China’s Big Four AMCs (Asset Management Company) have all published their operating performance of 2017, after China Huarong Asset Management Co., Ltd. and China Cinda Asset Management Co., Ltd. reported their results in Hong Kong last week.
According to the figures released, the Big Four AMCs have achieved steady asset growth and consistent double-digit growth of net profits during 2017. The Big Four AMCs currently managed a combined over RMB5 trillion (US$796 billion) in assets, while each company has secured net profit growth of over 15% year-on-year, according to their performance reports.
In 2017, China Huarong handled NPLs worth around RMB935 billion, up 48.7% compared to the beginning of the year. It recorded revenues derived from NPLs of RMB69 billion, which accounted for 53.8% of its total revenue. China Huarong has a dominant position in the Chinese NPL market with a market share of 52.6%, according to Chinese state media reports.

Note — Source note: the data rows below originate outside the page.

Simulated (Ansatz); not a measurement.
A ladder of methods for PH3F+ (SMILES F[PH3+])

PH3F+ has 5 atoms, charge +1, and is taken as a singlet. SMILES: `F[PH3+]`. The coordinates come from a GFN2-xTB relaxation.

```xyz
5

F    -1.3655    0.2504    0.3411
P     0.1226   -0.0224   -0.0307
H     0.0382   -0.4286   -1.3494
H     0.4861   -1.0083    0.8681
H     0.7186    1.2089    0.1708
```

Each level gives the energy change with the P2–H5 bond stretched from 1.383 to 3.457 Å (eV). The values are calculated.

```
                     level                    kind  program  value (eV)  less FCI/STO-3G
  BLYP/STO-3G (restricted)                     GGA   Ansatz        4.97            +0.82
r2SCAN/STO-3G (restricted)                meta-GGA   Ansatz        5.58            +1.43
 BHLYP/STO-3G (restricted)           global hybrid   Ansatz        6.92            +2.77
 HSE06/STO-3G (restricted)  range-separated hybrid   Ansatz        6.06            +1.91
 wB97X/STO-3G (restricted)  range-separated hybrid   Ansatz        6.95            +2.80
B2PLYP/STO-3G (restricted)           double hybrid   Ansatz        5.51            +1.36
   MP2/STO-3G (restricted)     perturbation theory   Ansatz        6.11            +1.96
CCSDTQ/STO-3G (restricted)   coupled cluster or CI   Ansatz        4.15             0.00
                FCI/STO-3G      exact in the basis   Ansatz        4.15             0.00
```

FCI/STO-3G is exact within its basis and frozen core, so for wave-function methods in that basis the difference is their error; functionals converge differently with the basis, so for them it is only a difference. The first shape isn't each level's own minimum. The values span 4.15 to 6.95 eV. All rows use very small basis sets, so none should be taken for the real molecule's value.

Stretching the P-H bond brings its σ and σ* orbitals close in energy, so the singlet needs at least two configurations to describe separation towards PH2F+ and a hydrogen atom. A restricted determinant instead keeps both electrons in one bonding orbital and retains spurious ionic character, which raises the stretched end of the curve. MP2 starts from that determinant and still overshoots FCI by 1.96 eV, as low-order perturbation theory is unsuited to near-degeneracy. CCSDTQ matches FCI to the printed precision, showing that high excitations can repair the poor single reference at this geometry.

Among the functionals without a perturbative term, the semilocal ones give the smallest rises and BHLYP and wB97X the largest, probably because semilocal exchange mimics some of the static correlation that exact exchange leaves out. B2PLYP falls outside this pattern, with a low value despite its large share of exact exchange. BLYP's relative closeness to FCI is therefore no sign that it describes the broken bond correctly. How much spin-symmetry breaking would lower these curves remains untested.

China Cinda, which was the first among the Big Four AMCs to complete shareholder reform, introduce strategic investors and achieve a public market float, handled RMB135.5 billion in new NPL businesses than last year, or up 29.6% year-on-year, and registered RMB45.3 billion in operating income from NPL management business, up 41.2% year-on-year.
China Great Wall Asset Management Co., Ltd., which has completed shareholder reform and is the middle of raising strategic capital, spent RMB62 billion more in 2017 to acquire various types of financial distressed debts assets, up 16% year-on-year. The company spent RMB49.9 billion more to purchase non-financial distressed debt, which refers to assets other than NPLs and other type of financial distressed debt assets, up 295% year-on-year.
According to the annual reports published by Chinese commercial banks earlier, Chinese financial institutions have witnessed significant improvement in asset quality, driven partly by their strengthened effort to dispose non-performing loans (NPL) on their books, mostly to Chinese AMCs. Another driver was due to the increased amount of accounts receivables of enterprise accounts, as they go through the "deleverage" process as advocated by Beijing.
An emerging trend among China’s AMCs is that they are moving from buying-and-selling of NPL portfolios from banks in the past to a more diversified business mix. The Chinese AMCs are now buying NPLs from banks, while also acquiring distressed assets from stressed corporations, with a focus to deepen their expertise in the latter in order to help vitalize enterprises directly.
The Big Four AMCs are also transitioning from just buying-and-selling of NPL portfolios to providing a more comprehensive, multi-dimensional solutions to enterprises. They are also actively embracing the Internet to broaden NPL disposal channels and maximize value extraction from distressed companies.
For example, China Huarong was approved in February to set up China’s first domestic distressed asset online transaction platform operated by a Big Four AMC, which broadened how distressed assets can be transacted by AMCs in China. Chinese e-commerce firm Alibaba’s online shopping site Taobao previously launched an online distressed asset trading platform, in addition to a number of independent online portals with similar offerings.
At the same time, the Big Four AMCs are actively participating in debt-for-equity swap deals, as directed by Beijing’s latest policies.
China Cinda executed eight debt-for-equity swap deals with a total value of RMB10.5 billion last year, including deals involving troubled companies such as China Shipbuilding Industry Co., Ltd, Huainan Mining Industry and Xichang Mining Co., Ltd.
China Cinda also initiated a RMB50 billion Deleverage Fund to build a diversified capital platform to attract private capital to participate in debt-for-equity swap deals.
China Huarong, on the other hand, executed seven debt-to-equity swap transactions last year. The firm is also in preparation to establish a RMB10 billion M&A Fund earmarked for debt-for-equity transactions.
China Great Wall has cumulatively committed RMB3.5 billion to help the implementation of four debt-for-equity swap deals, including one involving China Railway Materials Co., Ltd.
China Orient is also pushing ahead for its own debt-for-equity swap businesses by signing agreements with China Shipbuilding Industry Co., Ltd. and Dalian Shipbuilding Industry Co., Ltd. in August 2017 to help execute debt-for-equity swap deals for these companies.